David Strauss tweeted an interesting comment about using filesystems (actually he said “block devices” but I think he really meant filesystems) for scale and high availability. I thought I was following him (I definitely am now) but in fact I saw the comment when it was retweeted by Jonathan Ellis. The conversation went on a while, but quickly reached a point where it became impossible to fit even a minimally useful response under 140 characters, so I volunteered to extract the conversation into blog form.

Before I start, I’d like to point out that I know both David and Jonathan. They’re both excellent engineers and excellent people. I also don’t know the context in which David originally made his statement. On the other hand, NoSQL/BigData folks pissing all over things they’re too lazy to understand has been a bit of a hot button for me lately (e.g. see Stop the Hate). So I’m perfectly willing to believe that David’s original statement was well intentioned, perhaps a bit hasty or taken out of context, but I also know that others with far less ability and integrity than he has are likely to take such comments even further out of context and use them in their ongoing “filesystems are irrelevant” marketing campaign. So here’s the conversation so far, rearranged to show the diverging threads of discussion and with some extra commentary from me.

DavidStrauss Block devices are the wrong place scale and do HA. It’s always expensive (NetApp), unreliable (SPOF), or administratively complex (Gluster).

Obdurodon Huh? GlusterFS is *less* administratively complex than e.g. Cassandra. *Far* less. Also, block dev != filesystem.

Obdurodon It might not be the right choice for any particular case, but for reasons other than administrative complexity.
What reasons, then? Wrong semantics, wrong performance profile, redundant wrt other layers of the system, etc. I think David and I probably agree that scale and HA should be implemented in the highest layer of any particular system, not duplicated across layers or pushed down into a lower layer to make it Somebody Else’s Problem (the mistake made by every project to make the HDFS NameNode highly available). However, not all systems have the same layers. If what you need is a filesystem, then the filesystem layer might very well be the right place to deal with these issues (at least as they pertain to data rather than computation). If what you need is a column-oriented database, that might be the right place. This is where I think the original very general statement fails, though it seems likely that David was making it in a context where layering two systems had been suggested.

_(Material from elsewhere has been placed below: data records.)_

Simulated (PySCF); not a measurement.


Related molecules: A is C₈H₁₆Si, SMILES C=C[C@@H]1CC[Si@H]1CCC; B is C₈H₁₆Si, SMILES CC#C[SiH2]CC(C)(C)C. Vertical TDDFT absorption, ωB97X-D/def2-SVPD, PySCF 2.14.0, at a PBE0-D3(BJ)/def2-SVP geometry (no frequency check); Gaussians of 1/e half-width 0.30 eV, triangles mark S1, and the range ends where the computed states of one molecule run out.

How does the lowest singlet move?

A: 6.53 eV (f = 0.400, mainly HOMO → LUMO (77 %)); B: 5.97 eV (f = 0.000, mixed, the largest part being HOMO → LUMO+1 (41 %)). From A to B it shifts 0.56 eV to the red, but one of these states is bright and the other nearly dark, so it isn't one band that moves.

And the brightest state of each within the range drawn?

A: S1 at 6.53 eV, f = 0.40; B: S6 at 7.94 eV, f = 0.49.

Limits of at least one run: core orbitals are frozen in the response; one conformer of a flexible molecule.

DavidStrauss GlusterFS is good as it gets but can still get funny under split-brain given the file system approach: http://t.co/nRu1wNqI
I was rather amused by David quoting my own answer (to a question on the Gluster community site) back at me, but also a bit mystified by the apparent change of gears. Wasn’t this about administrative complexity a moment ago? Now it’s about consistency behavior?

Obdurodon I don’t think the new behavior (in my answer) is markedly weirder than alternatives, or related to being a filesystem.

DavidStrauss It’s related to it being a filesystem because the consistency model doesn’t include a natural, guaranteed split-brain resolution.

Obdurodon Those “guarantees” have been routinely violated by most other systems too. I’m not sure why you’d single out just one.
I’ll point out here that Cassandra’s handling of Hinted Handoff has only very recently reached the standard David seems to be advocating, and was pretty “funny” (to use his term) before that. The other Dynamo-derived projects have also done well in this regard, but other “filesystem alternatives” have behavior that’s too pathetic to be funny.

DavidStrauss I’m not singling out Gluster. I think elegant split-brain recovery eludes all distributed POSIX/block device systems.
Perhaps this is true of filesystems in practice, but it’s not inherent in the filesystem model. I think it has more to do with who’s working on filesystems, who’s working on databases, who’s working on distributed systems, and how people in all of those communities relate to one another. It just so happens that the convergence of database and distributed-systems work is a bit further along, but I personally intend to apply a lot of the same distributed-system techniques in a filesystem context and I see no special impediment to doing so.

DavidStrauss #Gluster has also come a long way in admin complexity, but high-latency (geo) replication still requires manual failover.

Obdurodon Yes, IMO geosync in its current form is tres lame. That’s why I still want to do *real* wide-area replication.

DavidStrauss Top-notch geo replication requires embracing split-brain as a normal operating mode and having guaranteed, predictable recovery.

Obdurodon Agreed wrt geo-replication, but that still doesn’t support your first general statement since not all systems need that.

DavidStrauss Agreed on need for geo-replication, but geo-repl. issues are just an amplified version of issues experienced in any cluster.
As I’ve pointed out before, I disagree. Even systems that do need this feature need not – and IMO should not – try to do both local/sync and remote/async replication within a single framework. They’re different beasts, most relevantly with respect to split brain being a normal operating mode. I’ve spent my share of time pointing out to Stonebraker and other NewSQL folks that partitions really do occur even within a single data center, but they’re far from being a normal case there and that does affect how one arranges the code to handle it.

Obdurodon I’m loving this conversation, but Twitter might not be the right forum. I’ll extract into a blog post.

DavidStrauss You mean complex, theoretical distributed systems issues aren’t best handled in 140 characters or less? :-)

I think that about covers it. As I said, I disagree with the original statement in its general form, but might find myself agreeing with it in a specific context. As I see it, aggregating local filesystems to provide a single storage pool with a filesystem interface and aggregating local filesystems to provide a single storage pool with another interface (such as a column-oriented database) aren’t even different enough to say that one is definitely preferable to the other. The same fundamental issues, and many of the same techniques, apply to both. Saying that filesystems are the wrong way to address scale is like saying that a magnetic #3 Phillips screwdriver is the wrong way to turn a screw. Sometimes it is exactly the right tool, and other times the “right” tool isn’t as different from the “wrong” tool as its makers would have you believe.